How would a 3% layoff in a big company affect anything unless they want to specifically axe some project? It’s just lubrication for the machine. 3% is less than nothing compared to the bloat in any bigco and let me tell you Microsoft’s reputation is not the leanest of the bunch.


They're not uniform across every team and project. Certain projects can be hit very hard while others are not. Outside looking in, all we can really do is speculate.


Sure we can speculate that 3% is not news. Again, it’s a one way conclusion: I concede if they want to axe a project deliberately, that could show up in the layoff, but projects won’t incidentally get impacted because of a 3%. The causal relationship would be the opposite.


Didn’t Microsoft use to have annual 10% layoffs? Just culling the lowest performers every year.


If you mean stack ranking, the hard 20/70/10 bucketing was in force >15 years ago, but even then it didn't mean that those 10% automatically get fired.


It's really hard to cut actual bloat when running layoffs, because the more you work the less time you have to do politics and save your ass, so the less productive type of people tend to be pretty resilient to layoffs.


Have you worked at any of these large companies? It’s really easy actually (practically, not emotionally). It’s usually very obvious and there’s consensus who the bottom 10% are. Politics would affect promotions much more than layoff.


> It’s usually very obvious and there’s consensus who the bottom 10% are

But the latest layoffs were not performance based. Are you just confidently commenting without knowing about the event being discussed?
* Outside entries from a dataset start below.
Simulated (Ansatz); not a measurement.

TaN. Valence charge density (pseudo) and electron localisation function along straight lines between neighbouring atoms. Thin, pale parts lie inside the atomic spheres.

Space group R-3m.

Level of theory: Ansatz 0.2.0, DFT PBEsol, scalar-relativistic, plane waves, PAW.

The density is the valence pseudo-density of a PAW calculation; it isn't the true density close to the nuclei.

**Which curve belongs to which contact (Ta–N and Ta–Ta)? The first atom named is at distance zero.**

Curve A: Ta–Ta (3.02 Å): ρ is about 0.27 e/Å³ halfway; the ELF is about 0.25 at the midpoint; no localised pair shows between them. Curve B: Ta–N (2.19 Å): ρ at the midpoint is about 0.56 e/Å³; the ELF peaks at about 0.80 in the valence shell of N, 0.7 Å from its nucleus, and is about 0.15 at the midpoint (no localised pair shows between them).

You believe what you want to believe. That’s the lie of the century. Every single layoff is performance based to some degree. Sure you want to consolidate a couple orgs or shut down a project or an office and you lump that together with your performance based stuff.

(Also I was responding to a more generic comment saying doing layoff is bad and makes org more political.)


> It’s usually very obvious and there’s consensus who the bottom 10% are.

Sigh, and company keep them for sentimental reasons I guess…


You’re being sarcastic but it is for sentimental reasons (for the immediate manager and team who doesn’t want to make the hard choices and do the work) as well as the empire building reasons (managers’ universal dick measuring contest is org size [1]).

[1]: the real debate is not “who’s my lowest performer” for each manager. It is about why I should cut rather than my sibling manager. If you force everyone to cut one person they all know who it will be.


It's funny because in this response you are arguing exactly the same thing as I was in my first comment: team sizes are always defined by political reasons (at manager's level, I didn't mention that above because I thought that was obvious, but here we are).

The duds who are the best at telling stories about how important their project is are the ones who can get the budget their team growing, and they are also the ones who are the most likely to defend their interests in the event of a layoff. Because, as you noted yourself, it is never about every individual manager selecting their lowest performers and laying them off, and much more about individual managers (at all levels) defending their own perimeter.

And in practice, being good at this type of games isn't a good proxy for knowing which managers are good at fostering an efficient team under them.


The point I am making is it does not matter if you are cutting 3%. Sure you might end up taking out a third of the bottom 0-10% instead of 0-3% but what difference does it make? It won't be a material political concern for your 50+ percentile employee base.

It does, however, make a difference on the promotion side.


> Sure you might end up taking out a third of the bottom 0-10% instead of 0-3% but what difference does it make?

That's not how it works! You'd have entire projects or department being sacked, with many otherwise very competent people being laid off, and projects deemed strategic being completely immune from layoff.

And even inside departments or projects, the people best seen by management will be safe, and the people more focused on actual work will be more at risk.

The harsh truth is that an organization simply has no way to even know who the “bottom 10% performance-wise” are. (And management assessment tend to correlate negatively with actual performance)


>Given the layoffs round from last week, in a record earnings year, I wonder if this is a side effect of those layoffs.

Decisions, preparations and execution to open source such projects in big corporations to not happen within a week, two or month.


you could probably say the same about layoffs


But the knowledge about layoffs is at very high levels at the beginning

Managers learn about lay offs day or two before engineers


Can't help but be pessimistic about this or any news coming out of Build, given the circumstances.


Unless they're just flat out lying, no:

> This is the result of a multiyear effort to prepare for this


People lie in court under oath, so excuse my sceptism when key people across .NET, Typescript, Python and AI frameworks have been let go.